System Overview

The HPC Fund Research Cloud consists of 40 high performance computing (HPC) servers attached to a unifying high-speed InfiniBand fabric supporting high-bandwidth, low-latency message passing for distributed-memory applications. Each servers consists of dual-socket CPUs combined with multiple AMD Instinct MI series accelerators. The supporting operating system is Rocky Linux. Additional details regarding the hardware configuration is summarized below.

Compute servers

Each compute server consists of two AMD EPYC™ processors with access to 512 GB (or more) of main memory. High-speed user network connectivity for inter-node communication is accommodated by a ConnextX-6 MT28908 Infiniband host channel adapter providing a maximum port speed of 200 Gb/s. For accelerated analysis, each node also includes one or more AMD Instinct™ accelerators. Multiple generations of accelerators are available within the system with key characteristics highlighted as follows:

Table 1: Hardware Overview of Available Node Types

Accelerator

Peak FP64

HBM Capacity

HBM Peak B/W

Host CPU

Host Memory

AMD MI100

11.5 TFLOPs

32GB

1.2 TB/s

2 X EPYC 7V13 64-core

512 GB

AMD MI210

45.3 TFLOPs

64GB

1.6 TB/s

2 X EPYC 7V13 64-core

512 GB

AMD MI250

45.3 TFLOPs (per GCD)

64GB (per GCD)

1.6 TB/s (per GCD)

2 X EPYC 7763 64-Core

1.5 TB

Note that one AMD MI250 accelerator provides two Graphics Compute Dies (GCDs) for which the programmer can use as two separate GPUs.

File systems

Multiple shared file systems are available across the cluster. These are provisioned by separate dedicated servers that aggregate a number of NVMe storage devices running the WekaFS software stack in order to provide a POSIX-compliant file system.
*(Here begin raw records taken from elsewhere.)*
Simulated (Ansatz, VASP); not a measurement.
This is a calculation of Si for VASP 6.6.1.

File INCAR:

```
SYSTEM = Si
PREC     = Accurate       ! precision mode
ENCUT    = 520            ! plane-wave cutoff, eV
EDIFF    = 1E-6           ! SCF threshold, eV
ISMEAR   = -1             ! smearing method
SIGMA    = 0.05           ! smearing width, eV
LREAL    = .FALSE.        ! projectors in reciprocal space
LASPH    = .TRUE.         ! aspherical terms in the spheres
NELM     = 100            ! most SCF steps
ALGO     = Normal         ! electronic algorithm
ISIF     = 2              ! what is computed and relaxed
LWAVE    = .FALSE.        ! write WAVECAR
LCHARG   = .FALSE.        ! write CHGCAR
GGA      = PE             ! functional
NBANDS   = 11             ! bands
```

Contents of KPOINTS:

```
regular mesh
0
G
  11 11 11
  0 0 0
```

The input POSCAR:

Each user has access to two primary storage locations: $HOME and $WORK. These are unique directories per user with quotas applied to prevent over-allocation of the file system. Upon login, the $HOME and $WORK environment variables will be set automatically to the correct paths and user’s are encouraged to leverage these variables within their job scripts for convenience.

Tip

In addition to the standard cd command, a cdw convenience alias is provided in the default BASH environment which can be issued to take a user directly to their work directory.

Additional temporary storage is available during the lifetime of a job (see Running Jobs for details on interacting with the resource management system.) This storage is not-shared across the cluster and any user contents will be removed at the conclusion of a user job.

A summary of the available file systems and their characteristics is provided in the table below:

File System

Quota/Size

Type

Backups

Features

$HOME

25GB

WekaFS

Yes (daily)

Permanent storage accessible across the cluster. Intended for housing source code, job scripts, smaller application inputs/outputs. Nightly snapshots are generated and retained for a maximum of 10 days.

$WORK

2TB (shared)

WekaFS

No

Permanent storage accessible across the cluster. Intended to provide storage for larger datasets and shared resources across a project team. Note that the storage quota is shared amongst all members of a particular project.

$TMPDIR

100GB

XFS

No

Temporary storage that is unique to each assigned host during a user job.